Article III of the United States Constitution says that the compensation of Federal judges “shall not be diminished during their continuance in office.” Forty-four Federal judges have just sued the Federal Government, charging that, because of inflation since 1969, their salaries have been unconstitutionally reduced by one-third. There is no question but that inflation has substantially slashed the income of all Americans.
Although many Federal judges are hard-working and deserve pay increases, and I know some who work a 60-hour week, the suing judges have overlooked the U.S. Supreme Court decisions which have permitted the tremendous Federal deficits that are the principal cause of inflation.
Beginning with the cases of Massachusetts v. Mellon and Frothingham v. Mellon, the Supreme Court has held that neither a state nor an individual may bring a court case to challenge Federal taxes or Federal expenditures, even though tax money is being spent for purposes not authorized by the Constitution. These decisions have made Federal taxing and spending a privileged sanctuary which cannot be questioned by the courts in a taxpayer’s suit.
There is nothing in the U.S. Constitution authorizing Congress to give away billions of our tax dollars every year to almost every foreign nation in the world from Abyssinia to Zanzibar. Inflation is constantly refueled by direct and indirect foreign handouts ap propriated by Congress, plus the billions more needed to pay the annual interest on the deficits.
Many states and cities permit a taxpayer to challenge illegal state or municipal taxes and expenditures. If the Federal courts did likewise, many illegal Federal expenditures could be stopped by the courts, thereby putting the brakes on the inflation of which the judges now complain.
Chief Justice Warren Burger has criticized Congress for not filling his request for 65 additional Federal judges. Maybe we wouldn’t need those 65 new judges if some Federal judges did not
spend so much time ordering children bused from their neighborhood schools, interfering with state and local prosecutions for pornography, stopping voluntary prayers from being said in public schools, preventing our local police from questioning suspects in order to solve crimes, and ruling on length of hair in different occupations.

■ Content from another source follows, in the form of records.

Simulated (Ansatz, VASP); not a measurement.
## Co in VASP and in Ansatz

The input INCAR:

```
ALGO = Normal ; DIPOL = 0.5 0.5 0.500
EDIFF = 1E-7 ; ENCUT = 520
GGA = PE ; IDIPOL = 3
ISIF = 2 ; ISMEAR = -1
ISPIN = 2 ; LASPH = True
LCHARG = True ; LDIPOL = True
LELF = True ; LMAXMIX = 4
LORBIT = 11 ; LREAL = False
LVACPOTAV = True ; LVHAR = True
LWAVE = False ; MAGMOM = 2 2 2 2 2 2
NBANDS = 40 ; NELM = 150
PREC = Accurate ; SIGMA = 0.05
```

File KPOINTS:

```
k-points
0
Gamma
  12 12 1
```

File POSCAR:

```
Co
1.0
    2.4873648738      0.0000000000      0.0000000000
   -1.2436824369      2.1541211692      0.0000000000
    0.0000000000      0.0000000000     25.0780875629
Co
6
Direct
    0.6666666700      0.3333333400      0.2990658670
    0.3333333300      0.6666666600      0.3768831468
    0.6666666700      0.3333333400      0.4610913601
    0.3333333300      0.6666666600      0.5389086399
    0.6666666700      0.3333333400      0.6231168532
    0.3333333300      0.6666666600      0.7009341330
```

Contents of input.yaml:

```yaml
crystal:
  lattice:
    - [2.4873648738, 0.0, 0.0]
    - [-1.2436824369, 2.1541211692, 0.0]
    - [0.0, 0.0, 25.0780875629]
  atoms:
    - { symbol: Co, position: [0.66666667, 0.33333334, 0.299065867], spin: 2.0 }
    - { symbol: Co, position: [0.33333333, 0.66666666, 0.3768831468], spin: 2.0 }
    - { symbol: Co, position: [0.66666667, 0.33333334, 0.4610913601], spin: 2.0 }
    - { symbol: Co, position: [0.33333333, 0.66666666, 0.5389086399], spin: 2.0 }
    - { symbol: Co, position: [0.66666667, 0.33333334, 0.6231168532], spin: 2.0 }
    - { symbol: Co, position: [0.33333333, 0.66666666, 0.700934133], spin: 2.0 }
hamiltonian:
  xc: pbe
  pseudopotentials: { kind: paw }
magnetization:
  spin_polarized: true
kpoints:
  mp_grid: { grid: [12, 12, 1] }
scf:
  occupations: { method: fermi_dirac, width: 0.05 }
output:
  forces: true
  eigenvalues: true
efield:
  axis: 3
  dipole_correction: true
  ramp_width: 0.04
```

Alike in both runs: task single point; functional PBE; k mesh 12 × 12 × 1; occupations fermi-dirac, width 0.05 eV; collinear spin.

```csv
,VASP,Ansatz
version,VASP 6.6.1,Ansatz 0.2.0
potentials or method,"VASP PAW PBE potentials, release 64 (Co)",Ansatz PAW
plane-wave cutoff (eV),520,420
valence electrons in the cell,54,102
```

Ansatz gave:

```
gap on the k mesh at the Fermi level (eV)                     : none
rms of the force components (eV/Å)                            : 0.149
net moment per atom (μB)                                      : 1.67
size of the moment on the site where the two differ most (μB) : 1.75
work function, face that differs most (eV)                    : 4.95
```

The threats to our internal security from Castro agents, Weathermen, Puerto Rican and Panamanian extremists, and Communist assassination squads have never been greater. Yet Federal court decisions have blocked enforcement of the Subversive Activities Control Act, the Internal Security Act, and the law preventing Communists from obtaining American passports to go to Iron Curtain countries for refresher courses in sabotage and espionage.
Largely as a result of decisions by Federal judges, the House Internal Security Committee, the Subversive Activities Control Board, Internal Security Division in the Justice Department, and
some state security agencies have had to close shop. The times demand more security, not less.